Building an Asynchronous Image Classification Pipeline with Three AWS Lambdas

Introduction

I originally set up my food classifier project with a single AWS Lambda function that took an image, ran inference, and returned predictions. However, I encountered frequent intermittent issues with back-end errors, long-running requests that exceeded API Gateway’s 30-second timeout and random failures under higher load.

I had also deployed the whole Lambda via ECR, so making quick changes for any request handling or CORS code in-line in the console was impossible, and required me to push the docker container again, which was an unnecessary hassle.

To address these problems, I decided to re-implement the entire pipeline using a more asynchronous architecture that splits responsibilities across three specialized Lambdas. This design not only handles longer-running inference tasks smoothly but also makes it easier to scale and debug each component.

In this post, I’ll walk you through the setup involving three AWS Lambda functions that work together to receive an image, queue it for inference, process it asynchronously, and allow the client to fetch the results once they’re ready. We’ll also look at how Amazon S3 stores the input and output, how Amazon SQS queues our processing jobs, and how to design a results fetcher Lambda to poll the final predictions.

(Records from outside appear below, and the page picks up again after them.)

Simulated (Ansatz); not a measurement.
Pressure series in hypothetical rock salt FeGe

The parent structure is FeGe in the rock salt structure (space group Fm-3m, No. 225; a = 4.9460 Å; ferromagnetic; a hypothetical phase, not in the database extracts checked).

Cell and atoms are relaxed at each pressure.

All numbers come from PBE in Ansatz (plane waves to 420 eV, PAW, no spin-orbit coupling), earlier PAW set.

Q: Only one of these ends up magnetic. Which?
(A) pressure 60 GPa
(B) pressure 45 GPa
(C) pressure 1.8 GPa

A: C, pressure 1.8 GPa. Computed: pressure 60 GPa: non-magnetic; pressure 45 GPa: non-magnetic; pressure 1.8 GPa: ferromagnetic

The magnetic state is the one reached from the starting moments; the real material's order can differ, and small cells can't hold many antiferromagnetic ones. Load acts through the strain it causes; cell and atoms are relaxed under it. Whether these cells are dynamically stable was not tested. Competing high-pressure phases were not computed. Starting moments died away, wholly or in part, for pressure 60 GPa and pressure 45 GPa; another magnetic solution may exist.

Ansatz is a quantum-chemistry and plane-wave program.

Overview of Our Three Lambdas

Request Handler
- Receives an HTTP request with a Base64-encoded image (via API Gateway).
- Uploads the image to an S3 “input” bucket.
- Sends a message to an SQS queue with the job info (ID + S3 key).
- Returns an immediate response with a job_id so the client can later fetch results.
Inference Processing
- Triggered by an SQS event (your image job is in the queue).
- Pulls the image from S3, runs inference using a PyTorch model in Lambda.
- Writes the inference result (predictions) to an S3 “output” bucket.
- Marks the job as completed (so the results are now accessible).
Results Fetcher
- Receives an HTTP GET request with a job_id as a query parameter.
- Looks in the S3 “output” bucket for the corresponding results file.
  - If found, returns the inference results with a 200 status.
  - If not found, returns a 202 status indicating the job is still processing.
- This allows clients to keep polling until the final predictions are available.

Architecture Diagram

Below is a diagram illustrating how data flows through the redesigned architecture:

Architecture Diagram

Step-by-Step Explanation

1. The Request Handler Lambda

Responsibility: Accept incoming requests (with a Base64 image), store the image in S3, enqueue a job in SQS, and return a job ID.

import json
import base64
import uuid
import os
import boto3

s3_client = boto3.client('s3')
sqs_client = boto3.client('sqs')

# Environment variables
S3_BUCKET = os.environ.get('INPUT_BUCKET', 'pk-food-classifier-input')
SQS_QUEUE_URL = os.environ.get('SQS_QUEUE_URL', 'https://sqs.us-east-1.amazonaws.com/061924184909/pk-food-classifier-inference-queue')

def lambda_handler(event, context):
    try:
        # 1) Decode the Base64-encoded image from the request
        body = json.loads(event['body'])
        image_b64 = body.get('image')
        if not image_b64:
            raise ValueError("Missing image data in request.")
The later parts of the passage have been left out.